Airport Music for Black Folk

Sharks Eat Bear posted:

Maybe I’m oversimplifying, but I think if you can’t recognize shared near-term goals despite long-term ideological differences, then it’s going to be really hard to translate theory into practice?

I don’t see how there’s more to gain by putting yourself on an island and putting progressives and reactionaries on the same team, that just feels like it’s rigging the game against yourself under the pretense of ideological superiority. I think the reality in the US is that the overwhelming majority of people don’t give a poo poo about ideology.

Or if you think the better route for the American left is to let the dominant forces of conservative and reactionary capitalism continue towards the precipice of its own collapse, then I can understand the aversion to lumping in e.g. Nordic model capitalists with state socialists under a bigger umbrella of progressivism. But that seems like a hell of a gambit to me, given how advanced and entrenched the Military Industrial Complex has become especially in the past 20 years...
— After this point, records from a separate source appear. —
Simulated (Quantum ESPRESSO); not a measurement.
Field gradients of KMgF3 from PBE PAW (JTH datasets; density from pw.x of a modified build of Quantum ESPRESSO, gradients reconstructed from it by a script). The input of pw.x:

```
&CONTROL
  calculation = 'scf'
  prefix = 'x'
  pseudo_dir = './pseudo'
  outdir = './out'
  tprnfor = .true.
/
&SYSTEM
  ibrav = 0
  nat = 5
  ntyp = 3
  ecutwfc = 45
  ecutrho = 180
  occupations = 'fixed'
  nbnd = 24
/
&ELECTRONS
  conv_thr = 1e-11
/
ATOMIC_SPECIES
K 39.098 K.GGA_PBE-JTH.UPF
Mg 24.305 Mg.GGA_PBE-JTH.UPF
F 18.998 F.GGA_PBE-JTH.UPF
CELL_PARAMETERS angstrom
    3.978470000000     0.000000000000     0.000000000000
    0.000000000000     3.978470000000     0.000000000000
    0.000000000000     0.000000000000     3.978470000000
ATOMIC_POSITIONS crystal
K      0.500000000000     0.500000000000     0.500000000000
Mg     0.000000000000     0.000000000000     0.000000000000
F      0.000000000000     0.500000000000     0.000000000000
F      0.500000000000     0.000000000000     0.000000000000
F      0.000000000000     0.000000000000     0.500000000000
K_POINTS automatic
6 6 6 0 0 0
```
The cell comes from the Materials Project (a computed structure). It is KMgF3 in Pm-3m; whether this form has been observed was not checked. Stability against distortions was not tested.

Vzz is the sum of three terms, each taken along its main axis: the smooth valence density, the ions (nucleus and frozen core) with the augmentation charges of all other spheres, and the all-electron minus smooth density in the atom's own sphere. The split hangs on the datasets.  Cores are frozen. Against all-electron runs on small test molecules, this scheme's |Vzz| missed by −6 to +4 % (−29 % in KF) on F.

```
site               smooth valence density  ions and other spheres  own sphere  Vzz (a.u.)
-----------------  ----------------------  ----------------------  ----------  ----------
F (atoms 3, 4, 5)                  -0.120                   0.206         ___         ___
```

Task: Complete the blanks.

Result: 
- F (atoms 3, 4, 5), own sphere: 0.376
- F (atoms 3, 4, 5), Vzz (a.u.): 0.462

I think if you’re expecting a label to be useful for effecting change in itself, then maybe you just need to adjust your expectations of what the purpose of a generalized label can do in the context of 2020 American politics? The label is intended to be broad enough to encompass varied scopes and mechanisms for change, I think?
...

I think it's important to emphasize that not "[giving] a poo poo about ideology" is not a reason to back away from ideological critique, but even more reason to double down on it - after all, it's those that don't think that ideology ultimately matters that are most in the clutches of it.

A materialist approach, what you've dismissed as mere 'labeling', is foundational to leftist thought. To simply say that leftists should keep their 'label' as vague as possible as to be able to cast the widest net is akin to burying one's head in the sand, as the inevitable back-stabbing at a pivotal point will be horrifically more damaging (As what should now be forever known as pulling an E. Warren).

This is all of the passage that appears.